Tuesday, 5 January 2010

Unreal instruments



Clare just got an e-mail that Mr Know-it-all instantly spotted as a hoax:
Read this first, then watch.

AMAZING!

Turn your sound on for this.

This is almost unbelievable. See how all of the balls wind up in catcher cones.

This incredible machine was built as a collaborative effort between the Robert M. Trammell Music Conservatory and the Sharon Wick School of Engineering at the University of Iowa ... Amazingly, 97% of the machines components came from John Deere Industries and Irrigation Equipment of Bancroft , Iowa ...Yes, farm equipment!

It took the team a combined 13,029 hours of set-up, alignment, calibration, and tuning before filming this video but as you can see it was WELL worth the effort. It is now on display in the Matthew Gerhard Alumni Hall at the University and is already slated to be donated to the Smithsonian.
The accompanying clip was in the fact the above, Pipe Dream, minus the onscreen credits, from the music animation specialists Animusic. I've expounded a bit more on their lovely works at JSBlog: see Self-playing harps.
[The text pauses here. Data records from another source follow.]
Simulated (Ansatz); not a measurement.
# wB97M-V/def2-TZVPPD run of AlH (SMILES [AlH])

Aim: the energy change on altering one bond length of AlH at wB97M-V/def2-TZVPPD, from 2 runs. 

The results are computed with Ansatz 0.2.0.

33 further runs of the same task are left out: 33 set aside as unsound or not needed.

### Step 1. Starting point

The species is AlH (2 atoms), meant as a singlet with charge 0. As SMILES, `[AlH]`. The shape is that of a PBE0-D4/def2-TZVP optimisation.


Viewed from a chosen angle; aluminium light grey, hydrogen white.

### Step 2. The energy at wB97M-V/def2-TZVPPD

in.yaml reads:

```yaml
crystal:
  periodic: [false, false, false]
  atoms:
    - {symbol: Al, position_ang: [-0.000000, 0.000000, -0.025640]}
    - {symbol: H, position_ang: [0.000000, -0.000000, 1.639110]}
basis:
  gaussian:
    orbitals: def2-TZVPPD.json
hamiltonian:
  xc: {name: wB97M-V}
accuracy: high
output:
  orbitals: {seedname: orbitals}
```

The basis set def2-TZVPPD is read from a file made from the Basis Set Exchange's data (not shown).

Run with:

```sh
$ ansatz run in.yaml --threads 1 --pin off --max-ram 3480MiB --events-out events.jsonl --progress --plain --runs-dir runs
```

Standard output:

Maybe I've watched too much computer animation, but I can't see how anyone could think this to be real for more than a moment. Nor did I realise how ubiquitous the e-mail is: enough to be mentioned on a number of debunking sites such as Snopes. Needless to say, the Robert M. Trammell Music Conservatory and the Sharon Wick School of Engineering at the University of Iowa do not exist. The discussion at The Blog of Phyz - Fooling our elders... - is enlightening if depressing; I know well the syndrome described, where the person who spots a hoax becomes cast as the bad guy:
The person who sends the hoax is regarded as a happy-go-lucky victim with a positive outlook on life, but the person who responds with the truth is regarded as a curmudgeonly killjoy.
The alternative, I suppose, is the recipient admitting being fooled. In this case, however, the hoax is doing down a remarkable piece of work, and by removing the credit may even count as video piracy. As the Hoaxslayer entry says:
There is no need to malign this fantastic animation by tacking on a foolish and totally fictitious cover story. Such clever work speaks for itself and needs no embellishment. Moreover, the real creators of the animation deserve credit for their genius. If you receive this email forward, please let the sender know the true origin of the "farm machine music" video.